Don’t know if this will fix your problem but it’s something that has worked for me. Upon plugging in a USB device, the operating system usually detects its presence immediately. However, for it to become visible to Home Assistant, I’ve had to restart Home Assistant (Configuration > Server Controls > Restart).

Thanks, I did try that already. I’m still trying to figure out if it is making its way in the HA OS or not, the hardware page is so full of stuff it’s hard to make heads or tails of it. My APC UPS is there (it has a vendor ID), and my Aeotec Zwave stick is there, but there are a bunch of other usb and serial devices that seem to come from the host OS. I’ll try rebooting everything again though, it helps to know that it actually works. Did it auto-detect the port/speed or did you have to enter it manually?

Try setting port speed @ 115200. This got it recognized but … See the FB link at the first post.

Thanks @Rosto, that got me one step closer…

Same here… Still cannot seem to get devices paired with it…

ITead wrote previously that they would ship pre-flashed with firmware config for 115200 bit rate speed.

As mentioned before you do need to manually type in that port speed during the ZHA installation flow.

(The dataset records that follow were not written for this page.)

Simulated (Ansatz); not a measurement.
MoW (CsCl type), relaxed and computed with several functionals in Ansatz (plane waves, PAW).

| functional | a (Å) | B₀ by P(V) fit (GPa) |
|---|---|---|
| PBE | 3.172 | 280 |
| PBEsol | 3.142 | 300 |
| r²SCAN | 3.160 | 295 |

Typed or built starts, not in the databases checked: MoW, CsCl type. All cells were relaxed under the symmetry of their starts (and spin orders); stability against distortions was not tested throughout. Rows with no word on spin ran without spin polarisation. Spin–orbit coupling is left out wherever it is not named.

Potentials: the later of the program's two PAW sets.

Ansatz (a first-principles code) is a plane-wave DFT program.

Seems like those dongles use CH340E USB-to-Serial chip so it will not connect unless set right speed.

Maybe someone would be willing to extend the probe in ZHA to always test 115200 before 57600? :innocent:

Tried your dongle on a bare-metal installation of Home Assistant OS on an SBC or x86-64 computer?

That is, it would be good if you could rule out the dongle as the fault by testing without Proxmox / VM.

Please help improve/enhance all of the integration documentation after you tested the dongle and ZHA:

Maybe take some inspirations from the step-by-step guides from blog-posts like this from @digiblur

Obviously you would need to change the information about port configuration which needs to reflect that connect to either local serial-port or a socket, see ex.: GitHub - zigpy/bellows: A Python 3 project to implement EZSP for EmberZNet devices

Let’s jump into Home Assistant.

#7 Go to Configuration, Integrations, hit the Plus to add a new integration. Select Zigbee Home Automation .

Choose “Enter Manually” and hit Submit.

Radio Type is EZSP

Enter socket://:8888 and use 115200 for the port speed. Hit submit.

Give it a few seconds to query the device and you should see the following screen.

Congratulations! You did it! Hit Finish. You should now have a Zigbee integration in Home Assistant. Click Configure.

*Hit the Plus and start pairing your various Zigbee devices. *

You are all done! Add all your various Zigbee device types and enjoy!

I have added the coordinator successful like NK553 and Ronald stoop. but cant seem te get a device paired. Has anybody had any luck with this?

I have tried to following without succes:

Upgraded the firmware
Used ncp-uart-nsw_679_115200.gbl and ncp-uart-sw_679_115200.gbl (does anyone know the difference between these, accept for the filesize??).
Still cannot pair devices…

Tried using it on a Python venv Home Assistant on Windows… ZHA integration installs but still cannot pair devices… (to test if bare-metal works).

Also tested on ESXi and VMware Workstation. Integration works but no pairing.

Elelabs/elelabs-zigbee-ezsp-utility: Elelabs Zigbee EZSP Utility to perform firmware update on a range of Elelabs EZSP products as well as other generic EZSP adapters. (

At the bottom is says that you have to add these line in configuration.yaml… Tried it, didn’t work…


Arrgghh… What am I doing wrong?

Note that on Windows you need to make sure it uses pyserial-asyncio v0.4 instead of v0.5 due to a bug

@Rosto Try dongle on a bare-metal installation of Home Assistant OS on an SBC or x86-64 computer.

For troubleshooting purposes you should really test it with “Home Assistant Operating System” first.

That is, would be good if can rule out dongle HW as the fault by testing without VMs or any other OS.

I got it working entering the 115200 bit rate speed as said by OP.